Wednesday, June 8, 2016
Toronto has no choice but to pony up and raise taxes
All agreed that provincial and federal governments should cut bigger cheques. But beyond that, it was polite war. We should raise money by hiking property taxes, which are very low by GTA standards — maybe by five per cent. No, the $258 per year that represents on a $750,000 home would turn senior citizens into the streets. Significant efficiencies still await discovery in the city budget. No, that’s an ideological fantasy.
In between these occasional ceremonies, council has kept on approving capital projects and letting problems fester, balancing each year’s budget by hook or by crook. And Tuesday was in many ways pro forma. But we are perhaps closer than ever to escaping this pit of shame.
Wallace on who should pay
At the May 24 meeting of Toronto’s executive committee, Coun. David Shiner asked city manager Peter Wallace if he thought Toronto taxpayers could reasonably shoulder the burden of multibillion-dollar transit and public housing projects, as opposed to the province. Wallace’s response was as follows:
It is not my argument that they should be municipal responsibilities. That isn’t my argument. It is my argument that the kid who was born when those responsibilities were downloaded (from the province) is now in university. We have argued constantly, (under) two different regimes to the province, that it should be fixed. It has not been fixed.

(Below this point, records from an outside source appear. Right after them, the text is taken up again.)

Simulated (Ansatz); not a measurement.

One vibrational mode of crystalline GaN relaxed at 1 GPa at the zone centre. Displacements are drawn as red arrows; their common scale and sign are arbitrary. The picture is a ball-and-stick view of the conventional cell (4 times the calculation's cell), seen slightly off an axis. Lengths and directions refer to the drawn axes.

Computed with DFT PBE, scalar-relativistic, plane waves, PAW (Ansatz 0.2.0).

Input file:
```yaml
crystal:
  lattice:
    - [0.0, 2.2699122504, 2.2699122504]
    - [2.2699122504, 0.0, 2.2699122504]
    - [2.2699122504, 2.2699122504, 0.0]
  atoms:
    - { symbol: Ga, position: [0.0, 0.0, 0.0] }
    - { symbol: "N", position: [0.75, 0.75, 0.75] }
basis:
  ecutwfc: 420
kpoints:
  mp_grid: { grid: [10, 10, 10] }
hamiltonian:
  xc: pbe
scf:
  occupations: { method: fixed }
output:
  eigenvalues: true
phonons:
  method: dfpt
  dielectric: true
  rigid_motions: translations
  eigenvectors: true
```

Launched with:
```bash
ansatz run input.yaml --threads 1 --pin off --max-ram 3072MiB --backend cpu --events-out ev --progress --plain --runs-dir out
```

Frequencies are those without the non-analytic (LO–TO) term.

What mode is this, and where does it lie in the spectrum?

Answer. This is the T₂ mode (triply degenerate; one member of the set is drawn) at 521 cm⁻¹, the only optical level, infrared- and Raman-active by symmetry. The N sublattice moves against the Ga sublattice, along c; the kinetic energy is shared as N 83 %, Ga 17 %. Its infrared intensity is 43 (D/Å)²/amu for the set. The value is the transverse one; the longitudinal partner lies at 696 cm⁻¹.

We can make the argument and council can make the argument: no, we don’t want to invest in transit because the government of Ontario and Canada should invest in transit; no we do not want to invest in social housing because the government of Ontario and Canada should make that investment. That has been (city council’s) argument to date. My submission to you is that is no longer a responsible argument given the absolute fiduciary responsibility that we have on the basis of the taxpayers and ratepayers of this city. And I feel that very strongly. It is not a question of what should be. It is a question of what is.
New city manager Peter Wallace’s report to council nicely laid out the state of play. Not only are property taxpayers not overburdened relative to those in neighbour municipalities; adjusted for inflation, their collective contribution to city coffers has fallen five per cent since 2010. And while efficiencies remain to be realized at City Hall — no one who interacts regularly with it can possibly claim otherwise — spending is well under control. In real dollars, per capita gross expenditures today are roughly four per cent lower than in 2010.
But the sponge has been wrung dry, Wallace argues. The city is spending 19 per cent less this year on social services than it did in 2010. There are no more savings to be had there, especially if the city is serious about fixing public housing. If the real estate market ever pauses for oxygen, land transfer tax revenues will cease providing their annual budgetary bonuses.
And if city council actually wants the multibillion-dollar things it keeps saying it wants, it simply needs to hike taxes or introduce new ones. “The practice of deferring necessary expense is most evident in the increased number of unfunded capital projects and priorities, now estimated at up to $29 billion over 15 years,” the staff report observes.
From an economic and logical perspective, many taxes and fees Toronto can currently implement or raise, or might be allowed to — on gas, parking, sales, vehicle registrations, billboards, whatever — have things going for them. From a political perspective, they all have drawbacks. And there are those who feel it’s unthinkable to consider any while the city “wastes” so much of its existing budget — for example, spending $1.5 billion extra for a Scarborough subway purely for political reasons.
Coun. Josh Matlow, one of just three councillors who on Tuesday voted against asking Wallace to report back in the fall on a revamped framework “for the city’s multi-year financial and budget process,” argued he can’t ask his constituents to pay more until council gets its “act together.” He quite rightly noted city council’s limited oversight of the police and community housing budgets.
But how do councillors expunge the rankest politics from something like the location of new public transit?
“By doing the right thing,” said Matlow. And he is absolutely right.
But human life is finite, and I am inclined to support any reasonable tax, fee, levy or temporary refund adjustment that can start closing the gap between what Toronto has and what it needs. That discussion should happen, finally, when Wallace reports back in autumn. And if Mayor John Tory’s transit agenda is to be realized, it will have to happen.
At executive committee last month, a somewhat aghast Coun. David Shiner wondered if Wallace was seriously suggesting Toronto taxpayers might shoulder the burden of capital costs for housing, transit and other big-ticket items. In Shiner’s view, these are clearly senior governments’ responsibilities.
“It is not my argument that they should be municipal responsibilities,” Wallace responded, rather splendidly. “It is my argument that the kid who was born when those responsibilities were downloaded (from the province) is now in university.”
“It is not a question of what should be,” he said. “It is a question of what is.”
Precisely. And this is under a left-leaning Liberal government that says it’s against austerity and committed to cities and social justice. It might not be there forever. The only real choice before this city, if it really wants the things it says it wants, is to pony up or shut up. I like ponies.